After a tumultuous budget process that saw state lawmakers pass a plan they couldn’t fully pay for, many are looking into changing how the system works entirely.

For four months, the budget was in a sort of limbo.

A $32 billion spending package passed just after the June 30th due date, so most state spending continued as usual.

But the budget was over $2 billion out of balance, and stayed that way until late last month.

A number of lawmakers—and others—want to keep that from happening again

“It has to be one vote so we don’t spend money we don’t have, and frankly so politicians don’t get to say, ‘I want to spend this money, which is popular, but I’m not going to vote to pay for it because that’s unpopular,’” Montgomery County Senator Daylin Leach said.
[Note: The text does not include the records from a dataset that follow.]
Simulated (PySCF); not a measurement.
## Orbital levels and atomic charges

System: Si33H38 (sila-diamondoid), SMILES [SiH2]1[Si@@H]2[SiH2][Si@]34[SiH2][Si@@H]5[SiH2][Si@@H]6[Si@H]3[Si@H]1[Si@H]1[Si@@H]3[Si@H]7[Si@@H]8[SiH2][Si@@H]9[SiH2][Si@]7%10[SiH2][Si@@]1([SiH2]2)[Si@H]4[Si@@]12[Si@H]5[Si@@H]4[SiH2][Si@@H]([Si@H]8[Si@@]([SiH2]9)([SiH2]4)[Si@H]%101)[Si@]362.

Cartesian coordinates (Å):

Leach, a Democrat, said he’s putting together a measure that would require the spending and funding portions of the budget to pass together as a single bill.

Matt Brouillette, Republican president of the advocacy group Commonwealth Partners Chamber of Entrepreneurs, is taking a different route.

He’s suing the state, arguing lawmakers violated the constitution by passing an unbalanced budget.

“Our elected officials swore an oath to uphold and obey the Pennsylvania Constitution,” Brouillette said in a statement. “We are asking the court to prevent the Governor and General Assembly from spending more than they take in.”

He’s also trying to keep the state Treasurer and Auditor General from authorizing loans while the commonwealth’s budget isn’t balanced—something Treasurer Joe Torsella, a Democrat, did to an extent during the impasse.

Governor Tom Wolf maintains it is constitutional to allow spending plans to become law without the revenue to fully pay for them.

Yet another reform measure actually passed along with this year’s revenue plan; a bill to create “Performance-Based Budgeting” will require creation of an independent board comprised of the state budget secretary and chairs of both chambers’ Appropriations committees.

Their job will be to review so-called performance-based budget plans put together by the Independent Fiscal Office. The plans are intended to be used by the legislature and governor.